We stayed at Hotel Nord Florence in northern Florence, which meant being about 3-4 miles away from the city center. Since we have a car, this was great with respect to the price of the hotel and parking, but the downside was that this area of town was really not a very good first impression of the city of Florence.
We considered taking the bus into the city center, as some reviews online had complained about driving in Florence, but after some communication confusion trying to buy the bus tickets we ended up driving in anyways. It was totally fine to drive, and not unlike driving in any other city. The drive in took us through more unimpressive parts of the city, before we finally got closer to the city center, where our impression finally started to improve. We parked in the Stazione garage, which is right next to the Santa Maria Novella station. This is a great spot because it is right before you get into the crowded city center streets, and it is very close to Florence's cathedral of Santa Maria del Fiore, also known as the Duomo.

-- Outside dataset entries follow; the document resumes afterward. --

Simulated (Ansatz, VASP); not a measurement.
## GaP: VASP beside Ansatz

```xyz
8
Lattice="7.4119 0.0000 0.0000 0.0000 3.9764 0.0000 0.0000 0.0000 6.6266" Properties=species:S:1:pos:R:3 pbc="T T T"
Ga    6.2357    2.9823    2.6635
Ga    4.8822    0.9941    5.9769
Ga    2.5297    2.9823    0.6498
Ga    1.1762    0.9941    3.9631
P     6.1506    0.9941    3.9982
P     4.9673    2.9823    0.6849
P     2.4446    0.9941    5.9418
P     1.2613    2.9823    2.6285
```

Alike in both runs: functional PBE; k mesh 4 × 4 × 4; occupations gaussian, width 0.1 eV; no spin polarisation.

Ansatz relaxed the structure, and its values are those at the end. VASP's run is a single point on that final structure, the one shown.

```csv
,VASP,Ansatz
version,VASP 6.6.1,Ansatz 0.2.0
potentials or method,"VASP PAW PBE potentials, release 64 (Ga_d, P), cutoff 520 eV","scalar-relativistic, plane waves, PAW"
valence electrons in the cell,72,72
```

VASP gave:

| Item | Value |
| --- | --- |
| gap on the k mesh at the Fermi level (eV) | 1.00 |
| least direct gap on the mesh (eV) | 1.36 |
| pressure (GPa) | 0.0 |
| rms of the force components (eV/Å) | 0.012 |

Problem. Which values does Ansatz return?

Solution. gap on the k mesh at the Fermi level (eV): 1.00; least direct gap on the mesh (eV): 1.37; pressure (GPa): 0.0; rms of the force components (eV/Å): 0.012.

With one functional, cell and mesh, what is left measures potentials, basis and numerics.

Travel Tip: Whether you drive in or take the bus, there is a tourist office across the street from the station (on the way to the cathedral). Stop in to get your free map of the city and any other tourist information you might need.
The walk through the city center was very nice and the atmosphere was very lively, with lots of tourists, stores, and restaurants on the way, and most definitely the Duomo was an awe inspiring sight. We walked towards the cathedral with admiring eyes.
"Santa Maria del Fiore is one of the largest churches in the world. Its dome was the world's largest until the construction of St. Peter's Basilica in Rome (Vatican City), which was completed in 1615.
The eye-catching façade of Florence's Duomo is made of polychrome panels of green, white, and red marble. But this design is not the original. The exterior that one sees today was completed only in the late 19th century." Read more about the history of Duomo here.
We admired the building from the outside only. We did not have pre-purchased tickets, and the general admission line circled around half the very large building. I almost felt bad for all the kids waiting in that line, especially the ones that were still quite far from the entrance.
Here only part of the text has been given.